From Reviewing to Preventing Driver Distraction Incidents

Distracted driving killed 3,275 people in the U.S. in 2023, according to NHTSA1. Drowsy driving killed another 633 that same year2. And NHTSA acknowledges that drowsy-driving fatalities are likely undercounted3. CDC's NIOSH puts the real scale in sharper terms: driver fatigue may be involved in as many as one in five fatal crashes4.
The categories are different. The outcome is the same.
A driver's attention leaves the road. The vehicle keeps moving. The path begins to shift. Reaction time drops. Risk compounds in seconds. By the time a single-event detection system flags the moment, the moment has already passed.
That's the gap most fleet safety systems don't close. They're built to log what happened. Distraction flagged. Drowsiness detected. Clip saved.

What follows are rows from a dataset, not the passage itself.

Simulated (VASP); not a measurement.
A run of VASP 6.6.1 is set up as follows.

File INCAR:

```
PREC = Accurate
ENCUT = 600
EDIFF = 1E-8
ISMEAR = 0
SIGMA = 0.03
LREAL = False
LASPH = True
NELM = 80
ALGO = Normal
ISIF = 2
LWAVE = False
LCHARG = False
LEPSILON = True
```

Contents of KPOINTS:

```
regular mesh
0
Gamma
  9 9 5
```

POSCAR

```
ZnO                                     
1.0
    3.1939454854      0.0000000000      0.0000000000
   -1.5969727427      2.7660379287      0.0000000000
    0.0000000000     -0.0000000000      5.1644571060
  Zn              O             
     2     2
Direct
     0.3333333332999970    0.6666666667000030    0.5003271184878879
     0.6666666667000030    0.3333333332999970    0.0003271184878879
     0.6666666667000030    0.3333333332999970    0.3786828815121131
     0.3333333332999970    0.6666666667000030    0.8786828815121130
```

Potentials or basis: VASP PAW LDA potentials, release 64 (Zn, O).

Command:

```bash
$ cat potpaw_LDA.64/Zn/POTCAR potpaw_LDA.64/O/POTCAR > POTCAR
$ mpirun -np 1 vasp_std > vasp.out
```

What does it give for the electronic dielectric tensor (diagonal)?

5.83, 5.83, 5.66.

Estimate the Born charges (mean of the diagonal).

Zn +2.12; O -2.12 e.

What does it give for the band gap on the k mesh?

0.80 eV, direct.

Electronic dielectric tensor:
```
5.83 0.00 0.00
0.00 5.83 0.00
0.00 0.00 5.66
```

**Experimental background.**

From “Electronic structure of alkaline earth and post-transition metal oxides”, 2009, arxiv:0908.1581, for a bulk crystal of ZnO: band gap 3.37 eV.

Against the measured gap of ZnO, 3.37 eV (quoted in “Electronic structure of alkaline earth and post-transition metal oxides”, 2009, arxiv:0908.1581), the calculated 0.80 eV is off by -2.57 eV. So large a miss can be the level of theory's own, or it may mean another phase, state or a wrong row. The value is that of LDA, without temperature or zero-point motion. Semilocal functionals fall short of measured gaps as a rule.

Netradyne is built to read what's developing. Not just whether a driver looked away, but whether the vehicle is drifting, whether the road edge is getting closer, whether a collision threat is forming ahead. When those signals converge, the system responds in the moment, not in a report the next morning.
That's the difference between a record of risk and a reason it didn't become a crash.
Detection is not the same as prevention
Most in-cab cameras can tell you if a driver is looking away. Some can flag signs of drowsiness. But a flag is not a response. Detection by itself does not change what happens next.
What matters is whether the system understands the risk behind the behavior. A driver who glances down for two seconds on an open highway is not the same risk as a driver who is looking down while drifting toward a cyclist. The behavior looks identical in a single-signal system. The danger is completely different.
When a system can only read one signal at a time, it does one of two things: it misses real risk, or it flags everything and buries your safety team in footage they have to sort through manually. Neither outcome helps the driver. Neither outcome helps you.
Netradyne evaluates multiple signals together- lane position, road-edge proximity, forward collision threat, and driver attention. It processes all of it at the edge, in real time, so the system can act while the prevention window is still open. Not only in a report. Not only in a coaching session three days later. In the moment the risk is building.
Lane Departure Warning: when distraction starts changing vehicle path
One of the earliest signs that attention is breaking down is straightforward: the vehicle starts to drift.
Lane Departure Warning detects when your driver crosses a lane line, whether the vehicle is drifting unintentionally or the driver becomes distracted during the maneuver. That matters because lane drift is often the first visible sign that distraction or fatigue has moved beyond a driver-state issue. It is now affecting vehicle control.

For your drivers, that means an immediate in-cab alert tied to a specific behavior rather than a vague attention flag. For your safety team, it creates a coaching event anchored to actual vehicle movement, something concrete to address rather than a clip to interpret. That distinction reduces review time and makes coaching conversations faster and more defensible.
Road Boundary Warning: catching the drift that lane alerts miss
Not every dangerous drift ends at a lane line.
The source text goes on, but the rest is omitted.